Name and Place for Tuesday, 6 January 2015
Christianity is a faith filled with tension. What do I mean? Well, take for instance, predestination. God both predestines people unto faith but those people are also fully accountable for placing their faith in Jesus. Or, Jesus as King and ruler of the universe. He rules as an absolutely sovereign yet, at the same time, his rule has not yet been fully realized in this sinful and chaotic world.
This same tension occurs with the topic of prayer. One side of the pendulum can swing towards what Tim Keller calls “communion-centered prayer.” This type of prayer “emphasize[s] prayer as a means to experience God’s love and to know oneness with him. They promise a life of peace and of continual resting in God.”
The pendulum can also swing towards what Keller calls “kingdom-centered” prayer. This view sees prayer “not as inward resting but as calling on God to bring in his kingdom. Prayer is viewed as a wrestling match, often-or perhaps ordinarily–without a clear sense of God’s presence.”

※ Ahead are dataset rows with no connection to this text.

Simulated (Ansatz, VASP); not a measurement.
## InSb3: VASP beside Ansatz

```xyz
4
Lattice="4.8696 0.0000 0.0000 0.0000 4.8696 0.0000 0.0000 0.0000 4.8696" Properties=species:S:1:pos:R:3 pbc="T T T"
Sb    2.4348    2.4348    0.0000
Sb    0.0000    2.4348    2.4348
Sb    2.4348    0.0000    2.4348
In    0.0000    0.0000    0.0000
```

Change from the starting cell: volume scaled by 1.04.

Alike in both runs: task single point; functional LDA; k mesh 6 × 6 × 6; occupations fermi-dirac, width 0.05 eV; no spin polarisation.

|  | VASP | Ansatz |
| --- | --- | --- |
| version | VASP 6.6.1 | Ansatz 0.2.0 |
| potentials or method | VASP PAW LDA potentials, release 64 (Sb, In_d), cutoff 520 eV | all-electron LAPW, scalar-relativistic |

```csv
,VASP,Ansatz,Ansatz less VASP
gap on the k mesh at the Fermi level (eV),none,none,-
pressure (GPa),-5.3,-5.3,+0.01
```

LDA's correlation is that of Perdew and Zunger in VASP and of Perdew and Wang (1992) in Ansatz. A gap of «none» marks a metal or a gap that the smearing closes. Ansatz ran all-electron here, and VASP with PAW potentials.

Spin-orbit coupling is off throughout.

The first category would be the majority of American evangelicalism with its emphasize on feeling God’s presence and discerning His will for your life within prayer. It is emotional and feeling-centric.
The second category would describe the majority of Reformed believers in their emphasis on doctrinal precision within their public and private prayers. It is doctrinal-centric.
There is a happy tension-filled middle ground. Keller explains it in the following manner:
A little reflection will show us that these two kinds of prayer are neither opposites nor even discrete categories. Adoring God is hot through with supplication. To praise God is to pray “hallowed by thy name,” to ask him to show the world his glory so that all would honor him as God. Yet just as adoration contains supplication, so seeking God’s kingdom must include prayer to know God himself. The Westminster Shorter Catechism tells us that our purpose is to “glorify God and enjoy him forever.” In this famous sentence we see reflected both kingdom-prayer and communion-prayer. Those two things–glorifying God and enjoying God–do not always coincide in this life, but in the end they must be the same thing. We may pray for the coming of God’s kingdom, but if we don’t enjoy God supremely with all our being, we are not truly honoring him as Lord.
The quotes used in this post are from Tim Keller’s latest book: Prayer: Experiencing Awe and Intimacy With God, 1-4.